(NEW YORK) — U.S. stocks plunged and Treasuries climbed after Donald Trump promised to impose substantial tariffs on foreign metals, drawing a rebuke from a manufacturing industry group.
The S&P 500 Index sank to session lows and fell below its 100-day moving average, while the Dow Jones Industrial Average dropped more than 500 points after the U.S. president added to earlier confusion on the fate of proposed tariffs by announcing the levies in a meeting with industry executives. The Institute for Supply Management called the proposal a “big mistake.” The Federal Reserve earlier praised the benefits of trade, while the European Union has said it could respond in kind to any new tariffs.
“Trump made the announcement about tariffs and it dropped,” said Donald Selkin, New York-based chief market strategist at Newbridge Securities Corp. “It would raise the price of autos, look at the auto stocks. It would raise the price for items that use steel and aluminum.”
The market reaction was uneven. While industrial companies in the benchmark equity index tumbled, U.S. Steel Corp. advanced 7 percent and steel-products company Nucor Corp. gained 3.1 percent. Automakers led decliners as Ford Motor Co. and General Motors Co. added to losses already sparked by weak sales numbers. The Russell 2000 Index posted the smallest loss among major indexes as the bulk of its members derive most of their sales in the U.S.
“You could see earlier in the day when investors thought the president was going to have a listening session regarding tariffs the market went positive,” Quincy Krosby, chief market strategist at Prudential Financial Inc., said by phone. “All of those stocks that have steel or metal, they slid up. Then of course when he announced tariffs you saw the market pull back.”
The news sparked a bout of volatility, with the Cboe’s VIX measure climbing past 23 from less than 20 earlier. The Canadian dollar retreated 0.4 percent versus the greenback, which pared earlier gains to trade little-changed versus the yen. Mexico’s peso fell.
Investors also digested Senate testimony by Fed Chairman Jerome Powell, who called for gradual interest rate hikes and said he doesn’t see evidence of the economy overheating. Traders were on edge during Powell’s second day of Congressional testimony after his comments on Tuesday about the strength of the U.S. economy opened the door to speculation that the Fed plans to quicken the pace of monetary tightening, a move investors worry could derail growth.
“In many ways, the Fed is going to be considering things against a backdrop of an economy that’s expanding above trend with excess demand and no spare capacity, and against a backdrop of pretty strong fiscal stimulus,” said David Page, senior economist at AXA Investment Managers. “The Fed is actually going to be wondering whether or not four rate hikes are going to be enough this year.”

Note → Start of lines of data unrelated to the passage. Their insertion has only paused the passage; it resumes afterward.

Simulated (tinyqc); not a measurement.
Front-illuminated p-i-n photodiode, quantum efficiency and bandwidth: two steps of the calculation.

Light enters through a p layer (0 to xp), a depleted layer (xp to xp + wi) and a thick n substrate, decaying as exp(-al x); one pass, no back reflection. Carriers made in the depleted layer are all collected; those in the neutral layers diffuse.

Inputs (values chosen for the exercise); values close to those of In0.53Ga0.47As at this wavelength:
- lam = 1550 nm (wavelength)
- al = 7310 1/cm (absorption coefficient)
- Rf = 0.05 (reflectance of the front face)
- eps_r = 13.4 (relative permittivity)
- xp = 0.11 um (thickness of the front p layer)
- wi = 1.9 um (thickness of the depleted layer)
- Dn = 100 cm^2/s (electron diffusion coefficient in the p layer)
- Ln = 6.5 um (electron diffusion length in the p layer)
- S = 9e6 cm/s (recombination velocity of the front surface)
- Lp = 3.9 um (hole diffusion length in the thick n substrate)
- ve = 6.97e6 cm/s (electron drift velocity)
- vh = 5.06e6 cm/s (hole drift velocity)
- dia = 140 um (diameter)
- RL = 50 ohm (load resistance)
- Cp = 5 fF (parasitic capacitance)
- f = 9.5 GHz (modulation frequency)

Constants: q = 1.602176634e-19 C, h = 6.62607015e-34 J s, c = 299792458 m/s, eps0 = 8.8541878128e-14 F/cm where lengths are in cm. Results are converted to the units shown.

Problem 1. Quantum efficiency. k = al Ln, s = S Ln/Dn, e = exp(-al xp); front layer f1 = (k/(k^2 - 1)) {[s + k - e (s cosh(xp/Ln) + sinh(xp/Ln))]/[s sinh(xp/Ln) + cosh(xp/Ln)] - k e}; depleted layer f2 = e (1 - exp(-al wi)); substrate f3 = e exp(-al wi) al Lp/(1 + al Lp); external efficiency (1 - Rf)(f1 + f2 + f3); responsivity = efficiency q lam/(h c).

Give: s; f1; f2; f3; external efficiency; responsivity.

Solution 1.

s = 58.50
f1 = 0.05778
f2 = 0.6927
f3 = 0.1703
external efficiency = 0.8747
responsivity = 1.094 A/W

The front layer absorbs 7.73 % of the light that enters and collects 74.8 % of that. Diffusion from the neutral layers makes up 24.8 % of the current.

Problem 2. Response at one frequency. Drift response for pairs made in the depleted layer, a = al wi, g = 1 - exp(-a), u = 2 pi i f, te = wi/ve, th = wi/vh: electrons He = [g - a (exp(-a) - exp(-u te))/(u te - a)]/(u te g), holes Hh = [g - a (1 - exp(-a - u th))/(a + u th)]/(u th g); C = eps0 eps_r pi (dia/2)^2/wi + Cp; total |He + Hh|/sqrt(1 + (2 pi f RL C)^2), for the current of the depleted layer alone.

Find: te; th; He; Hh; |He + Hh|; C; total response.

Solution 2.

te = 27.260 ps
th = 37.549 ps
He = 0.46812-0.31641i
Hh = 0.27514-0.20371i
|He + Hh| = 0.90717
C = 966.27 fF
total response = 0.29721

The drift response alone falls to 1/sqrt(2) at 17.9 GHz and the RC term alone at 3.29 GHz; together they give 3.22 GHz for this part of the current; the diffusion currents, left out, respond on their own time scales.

Elsewhere, the Stoxx 600 Index fell as some companies missed their earnings estimates and manufacturing data showed that growth may have peaked. The U.K. pound was flat after the European Union published a draft Brexit treaty, squaring off with Prime Minister Theresa May. The Australian dollar dropped after business investment unexpectedly fell in the final three months of last year.